“The Perks of Being a Wallflower” is a lovely film, showing off the dynamic talents of Ezra Miller, Emily Watson and Logan Lerman, proving once and for all that writers can adapt and direct their own material (as Stephen Chbosky does here) without becoming overly precious. You may not have attended this high school — hell, you may not have even heard of a place like this — but the human condition pondered within is certainly one that audience members will be able to relate to.
That gushing pronouncement firmly in place, it should be admitted that the plot devices employed, a kid having a tough time in high school while bullies run rampant, are nothing special. What is special is the level of specificity attempted, the characters explored and the special care paid the diverse themes of the film. Why can’t we save anyone, and why do people choose to love those who are so obviously bad for them? If you’re looking for a film completely unafraid to tackle weighty concerns, but with a wink and an L7 song, look no further. You’ve found your perfect match.

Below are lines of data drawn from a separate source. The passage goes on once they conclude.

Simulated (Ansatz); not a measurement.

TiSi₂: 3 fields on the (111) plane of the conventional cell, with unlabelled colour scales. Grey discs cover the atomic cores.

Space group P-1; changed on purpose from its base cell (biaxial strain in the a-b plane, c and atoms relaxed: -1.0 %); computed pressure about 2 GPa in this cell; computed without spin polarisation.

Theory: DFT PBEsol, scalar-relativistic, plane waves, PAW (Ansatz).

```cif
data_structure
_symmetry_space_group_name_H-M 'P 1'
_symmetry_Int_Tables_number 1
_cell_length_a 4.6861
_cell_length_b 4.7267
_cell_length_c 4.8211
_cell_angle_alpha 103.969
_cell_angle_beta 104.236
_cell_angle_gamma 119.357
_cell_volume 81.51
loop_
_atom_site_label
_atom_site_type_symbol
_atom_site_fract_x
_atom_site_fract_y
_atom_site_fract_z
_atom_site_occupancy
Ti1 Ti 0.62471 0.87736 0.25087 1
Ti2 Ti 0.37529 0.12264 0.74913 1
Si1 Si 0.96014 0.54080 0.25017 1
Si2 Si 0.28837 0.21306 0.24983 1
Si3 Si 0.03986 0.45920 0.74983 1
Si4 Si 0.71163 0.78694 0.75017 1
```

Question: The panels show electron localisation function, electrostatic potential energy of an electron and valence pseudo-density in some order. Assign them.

“The Perks of Being a Wallflower” starts off with Charlie (Logan Lerman) looking mournfully out upon the world. He’s headed to 9th grade, painfully underwhelmed by the prospect. On his first day of class, he manages to impress only his English teacher (played by Paul Rudd). He eats alone, he writes weird letters to an anonymous pen pal, he prays for a social life of any kind. Finally, sweet relief, he’s befriended by cool (or at least counter-culture) upperclassmen. Sam (Emma Watson) and Patrick (Ezra Miller) flow into Charlie’s life as a healing grace, making everything funnier, better and more tolerable for the troubled young man.
This is the high school experience writ comical, with mix tapes exchanged, communications severely boggled, all while a certain darkness looms right underneath the proceedings. Everyone attempts to “save” everyone, and everyone does, right up until they don’t, because they’re all incapable teenagers without the requisite repetitions a hard-earned wisdom requires. People use drugs, drink, get beaten up — anything to feel something and nothing about the wave of newly-minted hormones convulsively flowing through their bodies. Which leads us nicely to sex, and “The Perks of Being a Wallflower” captures this phenomenon with all the tenderness and horror that exemplifies youthful indiscretions.
During this delicate balance of divine tragedy, it’s easy to elect an MVP in the form of Patrick (Ezra Miller). He was simply overwhelming in “We Need to Talk About Kevin,” and he’s the singular reason as well that “The Perks of Being a Wallflower” soars above its lesser teen drama competition. His take on Patrick, a wounded and grandiose high school senior, profoundly explores the cross everyone takes up at some point in their life. This Ezra Miller fellow is one to keep an eye firmly upon, little golden men may be aligning with his future acting plans. Emma Watson is tremendous as well, so too is Logan Lerman, but without the character of Patrick, he who holds the reigns on most of the film’s tension, the film wouldn’t have worked as beautifully.
Part “Garden State,” part “Wonderboys,” and with a smidgeon of “American Beauty” thrown in for good measure, “The Perks of Being a Wallflower” is a must-see for fans of the coming-of-age drama. At its worse, it leans toward a maudlin overly-dramatic high school mentality, but that’s around 100 seconds of a 102 minute film, nothing too serious. At it’s best, it is indeed very, very good, an artful film in the truest sense of the word, holding a mirror up to your memories, even if they never existed there at all.